Monday, May 4, 2009

How To Have a Nervous Breakdown

“And he [Elijah] said, I have been very jealous for the LORD God of hosts: for the children of Israel have forsaken thy covenant, thrown down thine altars, and slain thy prophets with the sword; and I, even I only am left; and they seek my life, to take it away.” (1 Kings 19:10)

         Well, maybe not a nervous breakdown, exactly, but close enough. There certainly was an intensity about the prophet Elijah that drove him to mental and physical collapse. This we do know. The Word of God does not often open up to us the psychological bent of a man to the extent that it does this one. He was hasty in speech and exceedingly adept at sarcasm. He was capable of lofty and grandiose heights of drama (chapter 18), but susceptible to cowardly despair under certain kinds of intimidation, especially by a woman (19:2-3).

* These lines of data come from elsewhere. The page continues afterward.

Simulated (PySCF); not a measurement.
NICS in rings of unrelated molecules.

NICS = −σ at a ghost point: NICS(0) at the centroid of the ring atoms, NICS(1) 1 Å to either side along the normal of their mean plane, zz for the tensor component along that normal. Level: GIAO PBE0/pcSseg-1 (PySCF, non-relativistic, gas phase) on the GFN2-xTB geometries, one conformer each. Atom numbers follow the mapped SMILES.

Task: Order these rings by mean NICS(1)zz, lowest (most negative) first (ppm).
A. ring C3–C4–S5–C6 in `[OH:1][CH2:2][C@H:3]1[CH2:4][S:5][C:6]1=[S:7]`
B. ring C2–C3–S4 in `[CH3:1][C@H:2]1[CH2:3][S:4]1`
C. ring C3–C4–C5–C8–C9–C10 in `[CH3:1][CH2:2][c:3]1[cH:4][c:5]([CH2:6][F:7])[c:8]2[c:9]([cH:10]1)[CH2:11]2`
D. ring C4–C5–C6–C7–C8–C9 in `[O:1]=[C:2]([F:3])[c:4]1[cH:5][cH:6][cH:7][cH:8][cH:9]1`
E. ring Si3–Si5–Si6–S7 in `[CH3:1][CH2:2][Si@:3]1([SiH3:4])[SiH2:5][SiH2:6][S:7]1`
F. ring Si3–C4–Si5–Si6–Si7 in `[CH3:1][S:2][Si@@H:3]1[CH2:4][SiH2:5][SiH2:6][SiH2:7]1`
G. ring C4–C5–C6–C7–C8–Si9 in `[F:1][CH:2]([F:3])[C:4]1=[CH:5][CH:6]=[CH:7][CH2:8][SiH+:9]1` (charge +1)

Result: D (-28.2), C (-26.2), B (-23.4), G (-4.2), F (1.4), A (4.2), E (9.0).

         It would seem to me that verse ten of this chapter gives us a clue into what drove this man at such a pace, especially since he repeats it, word for word, in verse fourteen. It is a window into his thinking, as it were.

         First, he says, “I have been very jealous for the LORD God of hosts.”  I know our God is a jealous God; He has told us this in more than one place. But this would seem to me to be one of His attributes we should be careful of trying to emulate. Like omniscience—all-knowing. To see ourselves in either of these roles is to run the risk of over-reaching or over interference. Paul told the Corinthian believers that he was jealous over them, with a “godly jealousy”; but he never claimed to be jealous for God. God is capable of taking care of His own jealousy. And to show us the danger of the human kind, God, speaking through Solomon, said, “For jealousy is the rage of man: therefore he will not spare in the day of vengeance” (Prov. 6:34). Jealousy becomes a rage that doesn’t know when to quit.

         Then, Elijah continues by saying, “…I, even I only, am left…” When you and I begin to feel like this—that no one is lifting a standard except us—our service to God will go beyond urgency to frenzy and condemnation. God then has to remind us, as He did Elijah in verse eighteen, that we are not the only soldiers on the frontline. And sometimes He has to sideline us before we can get the real picture. When we feel that everyone else has succumbed to the age and everything is left to us, we will either work ourselves to death or throw in the towel. The truth is, to assume more responsibility than God has assigned to us personally is to question His judgment; and exceeding the will of God is just as bad as falling short of it. 

       You don’t have to cover all the bases; you only have to catch the balls He pitches to you.